Beach House (photo: Lilly Nguyen)
Brooklyn-based Sound of Ceres filled the Fox Theater August 7 with a cosmically realized blend of angelic vocal stylings by Karen Hover, meshed with precise beats dripping in chromatic synth. The outcome: a Kubrickesque aesthetic that pairs well with Beach House‘s altered dream pop sound of 7, the duo’s seventh full-length record.
7 is an example of breaking from past conventions while sculpting space for a new type of sound to emerge. The haunting introductory boom of “L’Inconnue” (French for “the unknown”) reverberated through the gilded Fox Theater, evoking a transcendent tone steeped in exploration of the self with lines like, “What is you (What is you), Where is she today (Where is she today).” It’s a fitting prelude into this new world that Beach House has created for their typically fuzzy dream-pop melodies to grow and develop, much like Victoria Legrand and Alex Scally have evolved in their 13 years of playing music together.
The duo revisited the whimsy of their 2010 record Teen Dream with “Silver Soul” and “Walk in the Park” — two songs dappled in fading summer sunlight that, while listening live, stuck to my senses with the sweetness of freshly-plucked cotton candy and the sting of young love that leaves you questioning your identity.

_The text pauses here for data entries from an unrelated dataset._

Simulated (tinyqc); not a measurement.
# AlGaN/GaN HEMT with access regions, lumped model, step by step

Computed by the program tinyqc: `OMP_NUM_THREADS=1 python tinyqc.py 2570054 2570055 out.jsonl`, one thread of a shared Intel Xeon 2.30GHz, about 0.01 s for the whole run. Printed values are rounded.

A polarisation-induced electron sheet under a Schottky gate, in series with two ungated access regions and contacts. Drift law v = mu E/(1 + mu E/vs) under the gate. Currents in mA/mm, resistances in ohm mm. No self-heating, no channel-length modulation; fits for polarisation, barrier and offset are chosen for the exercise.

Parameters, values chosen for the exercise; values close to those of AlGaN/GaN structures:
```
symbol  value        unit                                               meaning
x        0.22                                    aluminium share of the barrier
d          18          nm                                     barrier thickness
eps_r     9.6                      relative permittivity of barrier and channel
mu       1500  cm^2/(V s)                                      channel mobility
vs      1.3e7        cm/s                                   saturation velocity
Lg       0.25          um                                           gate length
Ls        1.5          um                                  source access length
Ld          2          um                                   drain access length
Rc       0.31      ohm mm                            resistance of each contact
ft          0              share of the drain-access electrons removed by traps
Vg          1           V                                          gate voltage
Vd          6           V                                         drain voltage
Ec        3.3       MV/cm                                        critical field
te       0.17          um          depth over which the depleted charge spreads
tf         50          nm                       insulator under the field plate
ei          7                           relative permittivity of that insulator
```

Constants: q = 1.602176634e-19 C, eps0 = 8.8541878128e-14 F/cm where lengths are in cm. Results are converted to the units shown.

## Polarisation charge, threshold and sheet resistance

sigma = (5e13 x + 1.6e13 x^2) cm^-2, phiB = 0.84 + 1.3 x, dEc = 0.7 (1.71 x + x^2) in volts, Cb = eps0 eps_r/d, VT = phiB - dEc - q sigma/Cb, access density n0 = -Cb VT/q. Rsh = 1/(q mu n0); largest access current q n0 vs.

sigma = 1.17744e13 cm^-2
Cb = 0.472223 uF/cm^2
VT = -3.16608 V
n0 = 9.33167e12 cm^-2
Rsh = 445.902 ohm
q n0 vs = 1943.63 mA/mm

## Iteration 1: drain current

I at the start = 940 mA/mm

Beach House moved as shadow figures on a stage saturated in shades of purple and blue, with beams of racing lasers bouncing across the audience as the buoyant, ethereal hum of “Space Song” led us back to themes of consciousness and the cosmos. While the last few murmurs of “Space Song” escaped from the theater, I took a moment to lean into the swivel of my hips and drink up a song that leaves a trail of doe-eyed wonder in its wake.
The buttery vibration of the pair’s 2015 record, Depression Cherry, churned to a halt with a vibrant return to the rejuvenated buzz of 7, while “Lemon Glow” broke any sense of sleepiness left in the air. Legrand’s bold vocals have taken on a more rooted feel in this song that pulsates through distorted guitar, tugging at the listener like a fervent rabbit inviting us down an electropop hole where a new version of ourselves awaits if we allow ourselves to slip into the ether.
Throughout the performance I found comfort in the juxtaposition of light and dark in the band’s mise en scène, and noticed how this ethos pumps through the veins of Beach House as they seek what lies beyond while in turn peeling back layers of self. By the show’s end, I felt like I had returned home from a journey that occurred both inwardly and outwardly, and emerged lighter and full of dreams. Beach House has created a port in the storm for all of us.